This page demonstrates my work with OpenGL shaders. This was spread across two modules in my third year at De Montfort University.
Source code is currently pending for both modules.

Module One: Shader Programming

Assignment one was purely a lighting assignment, demonstrated in the video below. This begins with simple lighting, with a Blinn-Phong reflection model and TBN normal mapping, plus specular mapping. These all give the otherwise flat, 2D textures a very realistic 3D appearance. The scene contains point lights, spot lights (including a torch-style spotlight attached to the camera), and a directional scene light. There are also simple shadows being cast by the directional light.

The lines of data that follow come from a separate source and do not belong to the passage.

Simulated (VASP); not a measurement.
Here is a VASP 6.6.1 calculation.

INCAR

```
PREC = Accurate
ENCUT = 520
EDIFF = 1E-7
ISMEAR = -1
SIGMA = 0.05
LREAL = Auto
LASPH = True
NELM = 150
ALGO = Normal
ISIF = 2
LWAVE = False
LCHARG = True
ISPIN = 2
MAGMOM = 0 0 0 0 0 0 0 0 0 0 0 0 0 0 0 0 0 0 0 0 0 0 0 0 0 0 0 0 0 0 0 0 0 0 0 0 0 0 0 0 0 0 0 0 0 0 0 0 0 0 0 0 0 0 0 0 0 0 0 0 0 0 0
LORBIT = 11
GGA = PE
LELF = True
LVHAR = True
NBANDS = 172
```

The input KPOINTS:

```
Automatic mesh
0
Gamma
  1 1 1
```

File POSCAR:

I then expanded further, implementing a number of post-processing shaders controlled via hotkeys. These are demonstrated in order, showing greyscale, colour inversion, night vision (green filter), a filter which only allows vertices above a certain light level to render, blur, and finally glow.
This project achieved a final grade of 75.
Source code is available on GitHub: This must be run as Debug x86; 64-bit is not supported due to the initial provided project not having support.

Module Two: Advanced Shader Programming

This module focused more on the shader pipeline, and introduced tessellation control/evaluation shaders, geometry shaders, and compute shaders, as well as some more shader techniques.
In the video example below, the camera flies through procedurally generated terrain with water. The terrain is generated as a heightmap from a compute shader, which utilises Perlin noise. The noise algorithm takes the camera’s current position, which allows the terrain to be generated infinitely with periodic updates based on the movement of the camera in order to keep good performance. This then additionally uses distant-dependent tessellation to add more details on closer objects, allowing a high render distance.

The terrain then has textures applied based on the height, with a muddy appearance under the water, sand around the coast line, and then grass, stone, and finally snow for the highest sections. The terrain additionally uses the same lighting shaders as the previous module, as demonstrated by the blue cube in the video.

Additionally, there is a water plane with reflection and refraction, varied utilising the fresnel effect depending on the camera’s position.
This module achieved a final grade of 83, and the skybox was added post-submission.
Source code is available on GitHub: – as with the previous assignment, this must be run as Debug x86 and 64 bit is not supported.